Villing & Company

MSRP? More Like Manufacturer's Suggested Ripoff Price!

When I was in college, most classmates I knew had problems waking up for early classes. They’d tend to wait until the very last moment before groggily denying an ethereal Abraham Lincoln one more match of Hungry Hungry Hippos, leaving dreamland and making their way to the shower. After showing up late to a couple classes, a common method of “solving” this procrastination problem was to simply set the time on their alarm clock 5 minutes early. The theory was, that even if their alarm clock said that they were late, there would actually be an extra 5 minutes to get to class. Problem solved, right?

As anyone who’s tried this knows, the glowing digits on that alarm clock cannot fool your sleepy brain when it’s determined to play one last round with Honest Abe. As your 5-minute preset changes to 10 and then to 20 minutes, you eventually realize that you are just making it difficult on yourself. By blurring the concept of time, it’s ceased to be useful. This may be one of those universal life lessons, like “touching the stove hurts” or “gorging on sweets makes you sick” or “when the orangutan at the zoo offers you a cloth ‘goodie’ bag, it WILL be filled with poo.”

So why do marketers seem to never learn this lesson? When it comes to pricing and sales strategies, marketers seem to have decided that it will work to “adjust the alarm clock.” In other words, they simply call their normal pricing a “sales” price. There was probably a time in the past when the MSRP (manufacturer’s suggested retail price) actually meant what it said. These days it seems like the MSRP is merely used as a marketing gimmick. Just like adjusting the alarm clock, this may have worked in the short term. However, consumers have caught on. Everyone knows that if you’re ever paying MSRP, you’re being ripped off. So what use is it?

The idea for this article was sparked when I got a direct mail piece that promised I could trade in my car for double the Kelley Blue Book price. Now, maybe Kelley Blue Book pricing is still legitimate; however, because I’ve seen car dealerships abuse the concept of “sales” for so long, my marketing scam detector started flashing firetruck red.

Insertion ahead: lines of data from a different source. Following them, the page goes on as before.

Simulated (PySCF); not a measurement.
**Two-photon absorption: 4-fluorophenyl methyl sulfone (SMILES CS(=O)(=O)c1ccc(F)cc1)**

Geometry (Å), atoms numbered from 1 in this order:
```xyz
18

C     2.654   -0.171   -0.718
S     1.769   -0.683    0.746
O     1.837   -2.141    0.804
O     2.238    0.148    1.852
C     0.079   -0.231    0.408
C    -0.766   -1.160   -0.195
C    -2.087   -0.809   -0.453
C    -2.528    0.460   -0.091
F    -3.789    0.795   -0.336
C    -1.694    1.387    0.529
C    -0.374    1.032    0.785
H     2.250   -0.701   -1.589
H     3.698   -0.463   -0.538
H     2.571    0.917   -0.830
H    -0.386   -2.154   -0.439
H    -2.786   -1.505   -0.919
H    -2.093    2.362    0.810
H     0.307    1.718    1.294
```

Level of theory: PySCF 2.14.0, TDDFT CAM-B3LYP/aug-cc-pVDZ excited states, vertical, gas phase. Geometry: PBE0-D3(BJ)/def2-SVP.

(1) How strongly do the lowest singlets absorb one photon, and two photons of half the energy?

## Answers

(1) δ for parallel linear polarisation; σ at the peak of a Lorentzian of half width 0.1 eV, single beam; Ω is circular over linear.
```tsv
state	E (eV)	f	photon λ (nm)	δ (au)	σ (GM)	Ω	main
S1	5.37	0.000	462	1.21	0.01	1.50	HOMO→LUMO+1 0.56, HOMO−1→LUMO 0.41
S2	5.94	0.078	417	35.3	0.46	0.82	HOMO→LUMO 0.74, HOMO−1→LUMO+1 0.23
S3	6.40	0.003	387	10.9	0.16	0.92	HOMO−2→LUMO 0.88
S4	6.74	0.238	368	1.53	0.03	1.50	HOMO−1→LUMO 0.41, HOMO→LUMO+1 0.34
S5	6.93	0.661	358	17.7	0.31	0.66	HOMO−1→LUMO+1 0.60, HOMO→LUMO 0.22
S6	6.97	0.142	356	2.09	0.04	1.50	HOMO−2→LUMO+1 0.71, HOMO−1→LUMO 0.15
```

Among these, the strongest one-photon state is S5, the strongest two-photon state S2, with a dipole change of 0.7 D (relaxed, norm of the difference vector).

If I can’t trust dealers, and they are using Kelley Blue Book pricing as a marketing gimmick, then maybe Kelley Blue Book numbers aren’t the valid measure of real-world pricing that they purport to be.

See how this works?

If I could control worldwide marketing strategy like a puppet master controlling a tiny Hungry Hungry Hippos-savvy Abe Lincoln, I’d do what every college student eventually does: turn the alarm clock back to the real time and just learn to get your lazy carcass out of bed. Blurring real-world measurements and pricing is a sure-fire way to teach your customers that your credibility is worth about as much as a cloth “goodie bag” from an orangutan.